6.1 Measures of Regression Fit

We’ll start this chapter by learning about measures of how well a regression fits the data. Consider the following figure

These are exactly the same two regression lines. But we probably have the sense that the regression line in the second figure “fits better” than in the first figure, and, furthermore, that this is likely to result in better predictions of whatever the second outcome is relative to the first one. We’ll formalize this below.

6.1.1 TSS, ESS, SSR

SW 6.4

Let’s start by defining some quantities. These will be useful for quantifying how well the model fits the data.

  • Total Sum of Squares (TSS) — measures total variation in the data

    \[ TSS = \sum_{i=1}^n (Y_i - \bar{Y})^2 \]

  • Explained Sum of Squares (ESS) — measures variation explained by the model

    \[ ESS = \sum_{i=1}^n (\hat{Y}_i - \bar{Y})^2 \]

  • Sum of Squared Residuals (SSR) — measures “leftover” variation in the data that is not explained by the model

    \[ SSR = \sum_{i=1}^n \hat{U}_i^2 = \sum_{i=1}^n (Y_i - \hat{Y}_i)^2 \]


  • A first useful property is

    \[ TSS = ESS + SSR \]

    We will not prove this property though it is a useful exercise and not actually that challenging.
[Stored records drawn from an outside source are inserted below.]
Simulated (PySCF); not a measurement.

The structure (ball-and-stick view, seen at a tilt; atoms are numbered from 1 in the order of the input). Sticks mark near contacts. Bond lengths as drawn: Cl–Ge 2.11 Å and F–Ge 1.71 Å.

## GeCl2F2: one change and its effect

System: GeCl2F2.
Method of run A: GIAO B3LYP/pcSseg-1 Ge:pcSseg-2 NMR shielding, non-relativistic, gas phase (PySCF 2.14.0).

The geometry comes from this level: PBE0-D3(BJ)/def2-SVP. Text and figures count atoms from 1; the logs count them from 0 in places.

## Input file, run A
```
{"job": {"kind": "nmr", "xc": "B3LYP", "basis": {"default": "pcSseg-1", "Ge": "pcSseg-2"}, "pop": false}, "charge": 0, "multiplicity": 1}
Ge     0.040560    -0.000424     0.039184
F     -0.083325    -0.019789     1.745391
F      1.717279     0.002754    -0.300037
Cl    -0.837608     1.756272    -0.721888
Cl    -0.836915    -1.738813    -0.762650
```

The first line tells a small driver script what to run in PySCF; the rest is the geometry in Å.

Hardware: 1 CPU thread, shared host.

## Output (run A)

  • Another useful property is that \(TSS\), \(ESS\), and \(SSR\) are all positive — this holds because they all involve sums of squared quantities.

6.1.2 \(R^2\)

SW 6.4

\(R^2\) is probably the most common measure of regression fit. It is defined as

\[ R^2 := \frac{ESS}{TSS} \]

so that \(R^2\) is the fraction of the variation in \(Y\) explained by the model. Notice that \(R^2\) is always between 0 and 1 which holds by the two properties of \(TSS\), \(ESS\), and \(SSR\) listed in the previous section.